(Lyon, France, Jan. 4) Hold everything. What’s all this I hear and read about Mike Huckabee’s brand of economic populism coming out on top in last night’s Iowa caucuses, as I raid the Internet for political news? Huckabee is said to have “won” with 34% of the vote. Well done, and I would hate to sound like a party pooper, but let me ask this: What about the 66% of GOP caucus-goers who did not vote for what David J. Sanders aptly describes on today’s OpinionJournal web page as Huckabee’s religious-left, big-government agenda based on “increasing the government’s role in the fight against global warming, poverty and economic inequality”?

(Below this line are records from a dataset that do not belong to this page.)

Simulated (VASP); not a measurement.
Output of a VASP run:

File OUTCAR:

Call me naïve or insufficiently versed in the intricacies of Republican primary politics, but looking at last night’s results, I would make one further comment:
However flawed the GOP's two most prominent spokesmen (Romney and Thompson) might be this year in terms of authenticity and “fire in the belly”, three-legged-stool conservatism combining defense hawks, free-market proponents, and moral traditionalists is still very much up and running -- having collectively prevailed in Iowa with at least 38% of the ballots cast (or 51% if you count McCain's near-tie with Thompson).
Huckabee campaign advisor Ed Rollins and David Brooks of the New York Times might be self-servingly shouting it from the rooftops -- but the demise of the Reagan coalition has thankfully not occurred yet, if ever in the foreseeable future.
Message matters more than money indeed, but only modern conservatism, not apocryphal economic conservative tongue-speaking, can still deliver it. How much longer will we have to wait for an authentically fire-eating conservative to step up and take the good news to Iowa, New Hampshire and elsewhere in these indispensable United States? Eight years?
Note: “Paoli” is the pen name, er, nom de plume, of our French correspondent. Monsieur is a close student of European politics, a onetime exchange student in Colorado and a well-wisher to us Americans. He informs us the original Pasquale Paoli, 1725-1807, was the George Washington of Corsica.